High-performance terahertz modulators induced by substrate field in Te-based all-2D heterojunctions

High-performance active terahertz (THz) modulators are of great importance for next generation communication technology. However, they currently suffer from the tradeoff between modulation depth and speed.

Two-dimensional (2D) materials with unique physical properties such as strong light-matter interactions, atomically thin profile, and fast carrier recombination, could offer an intriguing platform for investigating optoelectronic devices in fundamental physics. Therefore, it is urgent to find the favorable 2D materials that boost device performance.

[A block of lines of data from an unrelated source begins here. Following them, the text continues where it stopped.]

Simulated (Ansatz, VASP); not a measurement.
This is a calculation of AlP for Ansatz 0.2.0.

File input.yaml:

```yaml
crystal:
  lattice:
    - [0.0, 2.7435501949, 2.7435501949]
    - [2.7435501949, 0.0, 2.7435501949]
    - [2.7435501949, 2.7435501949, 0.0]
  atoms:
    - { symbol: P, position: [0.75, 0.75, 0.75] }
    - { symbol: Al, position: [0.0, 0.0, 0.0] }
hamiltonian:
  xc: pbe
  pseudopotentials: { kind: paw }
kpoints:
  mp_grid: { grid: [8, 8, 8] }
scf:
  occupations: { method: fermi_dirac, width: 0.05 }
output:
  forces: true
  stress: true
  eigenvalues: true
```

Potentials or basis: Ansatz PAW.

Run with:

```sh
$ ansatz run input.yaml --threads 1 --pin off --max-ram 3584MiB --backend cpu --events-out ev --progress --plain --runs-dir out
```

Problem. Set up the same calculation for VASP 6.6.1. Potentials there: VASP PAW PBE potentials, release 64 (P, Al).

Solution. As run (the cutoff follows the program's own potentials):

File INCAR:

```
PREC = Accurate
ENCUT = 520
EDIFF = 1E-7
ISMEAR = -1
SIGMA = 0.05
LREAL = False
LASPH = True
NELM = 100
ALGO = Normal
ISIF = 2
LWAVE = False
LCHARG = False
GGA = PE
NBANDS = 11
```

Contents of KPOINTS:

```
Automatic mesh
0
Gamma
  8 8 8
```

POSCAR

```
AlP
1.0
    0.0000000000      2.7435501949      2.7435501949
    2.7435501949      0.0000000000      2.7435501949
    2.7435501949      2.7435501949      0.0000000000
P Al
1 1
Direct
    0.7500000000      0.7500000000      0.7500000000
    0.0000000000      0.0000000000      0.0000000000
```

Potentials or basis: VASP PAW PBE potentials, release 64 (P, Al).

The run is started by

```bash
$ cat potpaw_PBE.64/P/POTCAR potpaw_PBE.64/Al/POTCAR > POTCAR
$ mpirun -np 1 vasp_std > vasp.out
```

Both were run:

The emerging mono-elemental 2D tellurium (Te) is an intriguing new option. This material, with a unique helical chain structure, has promising features, such as a layer-dependent bandgap, extraordinarily high carrier mobility, a strong optical response, and good air-stability.

In a new paper published in Light: Science & Application, a team of scientists, led by Professor Qingli Zhou from Key Laboratory of Terahertz Optoelectronics, Ministry of Education, and Beijing Advanced Innovation Center for Imaging Theory and Technology, Department of Physics, Capital Normal University, Beijing National Laboratory for Condensed Matter Physics, Institute of Physics, Chinese Academy of Sciences, China, and co-workers have developed Te-based THz modulators for successfully promoting the device performances to the optimal and applicable levels among the existing all-2D broadband modulators.

The researchers found that the Te nanofilms can achieve high modulation depth in a picosecond timescale and show an ultrasensitive response under low pump excitation. Combined with all-2D heterostructure design and substrate engineering, the parameter optimization of the device can be realized. Therefore, their fabricated heterojunction with the stacking order of Ge/Te exhibits the ultrahigh modulation depth and short-lived carrier lifetime accompanied with the low loss and broad bandwidth properties.

Further photoresponse experiments exhibit the obvious rectification effect in Ge/Te due to the interface barrier. To explore the observed significant impact of stacking order, the team calculated the direction of the substrate-induced electric field and uncovered its unusual interaction mechanism in the photoexcited carrier dynamics associated with the charge transfer and interlayer exciton recombination.

Their results could provide a more comprehensive understanding on the internal mechanism of ultrafast charge transfer and exciton dynamics in all-2D heterostructures, guide the design of heterointerfaces, and envision a new class of power-efficient, high-speed, low insertion loss, and broadband tunable THz photonic devices.

The high-performance THz modulators are centered around Te nanofilm and its heterojunctions to solve the problem of the tradeoff between modulation depth and speed. In addition, they have found that the stacking order of materials has an obvious influence on the modulation property. The calculation and analysis clarify that the effective field of the substrate engineers the band structure of the heterogeneous interface through the stacking order, and thus the optical transient behaviors can be regulated.

"We introduce 2D Te nanofilms with the unique structure as a new class of optically controlled THz modulators and demonstrate their integrated heterojunctions can successfully improve the device performances to the optimal and applicable levels among the existing all-2D broadband modulators.

"Further photoresponse measurements confirm the significant impact of the stacking order. We first clarify the direction of the substrate-induced electric field through first-principles calculations and uncover the unusual interaction mechanism in the photoexcited carrier dynamics associated with the charge transfer and interlayer exciton recombination.

"Our obtained results show the Te-based all-2D vdW heterojunctions with the substrate engineering can improve the device performances remarkably and open up a new idea for the design, optimization, and application of the optically controlled highly-efficient THz modulators," state the researchers.

"We believe that the results in this work not only are of great interest on a fundamental level but also offer guidance for future design and development of high-performance THz modulators based on functional nanomaterials," the scientists said.